RAK Ceramics is one of the largest ceramics’ brands in the world. Specialising in ceramic and grey porcelain wall and floor tiles, tableware, sanitaryware and faucets, we have the capacity to produce 116 million square metres of tiles, 5 million pieces of sanitaryware, 24 million pieces of porcelain tableware and 1 million pieces of faucets per year at our 22 state-of-the-art plants across the United Arab Emirates, India, Bangladesh, China and Iran.
- Core revenues increased by 2.6% to AED 678.4m year on year.
- Tile and sanitaryware revenues increased 2.7% in UAE, 17.2% in Saudi Arabia, 2.2% in India and 6.0% in Europe year on year.
- Tableware revenue increased 25.5% year on year due to growth in Europe and US markets.
- Core gross profit margin reached an all-time high of 34.7%, increasing by 50bps
Ras Al Khaimah, United Arab Emirates, 02 August 2018
RAK Ceramics PJSC (Ticker: RAKCEC: Abu Dhabi), one of the largest ceramics’ brands in the world, announced its financial results for the second quarter ended 30 June 2018.
The company reported steady year on year performance with total revenues stable at AED 719.2 million and core revenues growing by 2.6% to AED 678.4 million.
RAK Ceramics’ total revenues decreased by 0.3% year on year due to a decrease in non-core revenues by 31.9%, reflecting the complete discontinuation of the rough grading business in line with the company’s Value Creation Plan.

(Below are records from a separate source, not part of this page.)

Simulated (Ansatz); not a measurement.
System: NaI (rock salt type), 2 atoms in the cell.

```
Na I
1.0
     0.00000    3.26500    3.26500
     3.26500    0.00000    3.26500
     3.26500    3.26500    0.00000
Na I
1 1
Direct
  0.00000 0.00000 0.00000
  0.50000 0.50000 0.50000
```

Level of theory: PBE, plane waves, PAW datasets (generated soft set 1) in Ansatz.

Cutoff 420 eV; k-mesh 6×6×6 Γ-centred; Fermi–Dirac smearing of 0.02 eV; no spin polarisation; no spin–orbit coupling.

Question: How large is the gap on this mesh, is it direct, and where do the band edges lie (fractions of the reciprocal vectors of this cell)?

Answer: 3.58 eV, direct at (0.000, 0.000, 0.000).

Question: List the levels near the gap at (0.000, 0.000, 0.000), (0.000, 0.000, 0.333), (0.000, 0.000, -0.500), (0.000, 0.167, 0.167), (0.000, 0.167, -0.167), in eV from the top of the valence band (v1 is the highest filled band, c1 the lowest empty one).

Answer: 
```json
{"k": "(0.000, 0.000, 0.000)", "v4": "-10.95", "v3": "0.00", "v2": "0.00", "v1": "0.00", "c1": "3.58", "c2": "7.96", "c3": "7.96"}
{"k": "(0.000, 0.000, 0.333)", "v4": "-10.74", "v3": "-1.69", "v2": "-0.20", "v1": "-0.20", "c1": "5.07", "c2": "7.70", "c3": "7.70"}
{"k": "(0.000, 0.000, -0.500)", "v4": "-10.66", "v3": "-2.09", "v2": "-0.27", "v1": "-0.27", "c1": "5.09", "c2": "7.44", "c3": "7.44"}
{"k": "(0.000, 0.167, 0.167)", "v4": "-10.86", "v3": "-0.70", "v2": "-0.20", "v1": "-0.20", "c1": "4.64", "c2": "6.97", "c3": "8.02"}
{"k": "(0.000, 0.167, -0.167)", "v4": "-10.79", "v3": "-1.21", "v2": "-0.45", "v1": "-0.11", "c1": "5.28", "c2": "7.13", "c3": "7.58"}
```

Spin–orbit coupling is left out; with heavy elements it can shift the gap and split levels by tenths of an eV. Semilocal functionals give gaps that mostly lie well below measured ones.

Total gross margin increased by +110bps to an all-time high of 34.4% and core gross margins increased by +50bps to an all-time high of 34.7% compared to Q2 2017, despite an increase in raw material costs and energy prices.
RAK Ceramics continued to invest in upgrading of machines and the installation of co-gen and heat recovery systems to reduce the consumption of gas and power.
Reported net profit for the quarter was AED 55.1 million compared to AED 113.2 million in Q2 2017, however net profit in Q2 2017 included AED 34.8 million of net extraordinary gain from the sale of RAK Warehouse.
Net profit was also impacted by an increase in energy costs, foreign exchange losses, general and distribution expenses and investments in Saudi Arabian entities, brand building expenses in India and in the US for the tableware business.
The company stays committed to its Value Creation Plan, and continued improvement in operational efficiencies has offset the increase in costs and contributed to gross margins.
Stable core business performance
RAK Ceramics’ core revenue grew by 2.6% year on year, led by strong sales in the UAE and India, as well as strong performance by the tableware business driven by growth in Europe and the US markets.
Tile and sanitaryware revenues in the United Arab Emirates, Saudi Arabia, India and Europe increased by 2.7%, 17.2%, 2.2% and 6.0% respectively year on year.
Core gross profit margins reached an all-time high of 34.7%, increasing by 50bps year on year. Total gross profit margins also reached an all-time high by increasing 110bps to 34.4%.
Core EBITDA decreased by 16.9% to AED 107m compared to Q2 2017 with margins of 15.8%, and reported net profit decreased by 15.7% to AED 55.1m quarter on quarter.
The business in India witnessed a gradual turnaround this quarter. There is an expansion as well as a green-field project at Morbi underway, both due to begin commercial production by the end of the year.
Sanitaryware revenues in India increased by 12.9% year on year and tile revenues increased 1.7% year on year.
In line with the company's strategic focus on divesting non-core and non-performing operations, non-core revenue contribution in Q2 2018 represents 5.7% of total revenue due to the discontinuation of the company's rough grading business.
Abdallah Massaad, Group CEO, RAK Ceramics commented
“Our performance this quarter was stable and in line with expectations. Tile and sanitaryware sales were strong in the UAE, Saudi Arabia, India and Europe. Our tableware business has performed well, driven by growth in the US market and the taps and faucets business has also shown growth in the UAE and Europe.
Looking ahead to the remainder of the year, we are optimistic about our ability to execute on our Value Creation Plan, increase our profitability in core and value markets, drive product innovation and to optimise our production.”